An open source toolkit for mining Wikipedia forked from: https://github.com/dnmilne/wikipediaminer
Contain some improvements in the WebServices and a lot of bugfixes to Milne's sources.
Documentation at : https://github.com/dnmilne/wikipediaminer/wiki
TODO:
Add support for live snapshots of wikipedia (DBPedia approach) to stay updated
Implement other disambigation approaches like http://ieeexplore.ieee.org/stamp/stamp.jsp?arnumber=6354382
Support for binary data on the webServices, (Thrift for example) to avoid problems with UTF8 characters.
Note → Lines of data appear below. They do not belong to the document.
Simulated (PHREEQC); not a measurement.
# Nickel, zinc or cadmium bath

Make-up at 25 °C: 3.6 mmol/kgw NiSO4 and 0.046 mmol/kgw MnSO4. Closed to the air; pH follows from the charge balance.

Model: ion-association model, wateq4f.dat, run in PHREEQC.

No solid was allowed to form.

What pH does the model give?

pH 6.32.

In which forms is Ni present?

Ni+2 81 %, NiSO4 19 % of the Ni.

Add this repository to your POM.xml.
<repository>
<id>galan-maven-repo</id>
<name>galan-maven-repo-releases</name>
<url>http://galan.ehu.es/artifactory/ext-release-local</url>
</repository>
Then...
<repository>
<id>galan-maven-repo</id>
<name>galan-maven-repo-releases</name>
<url>http://galan.ehu.es/artifactory/ext-release-local</url>
</repository>
Then add the required subproyect, for example...
<dependency>
<groupId>org.wikipedia-miner</groupId>
<artifactId>wikipedia-miner-core</artifactId>
<version>1.2.4</version>
</dependency>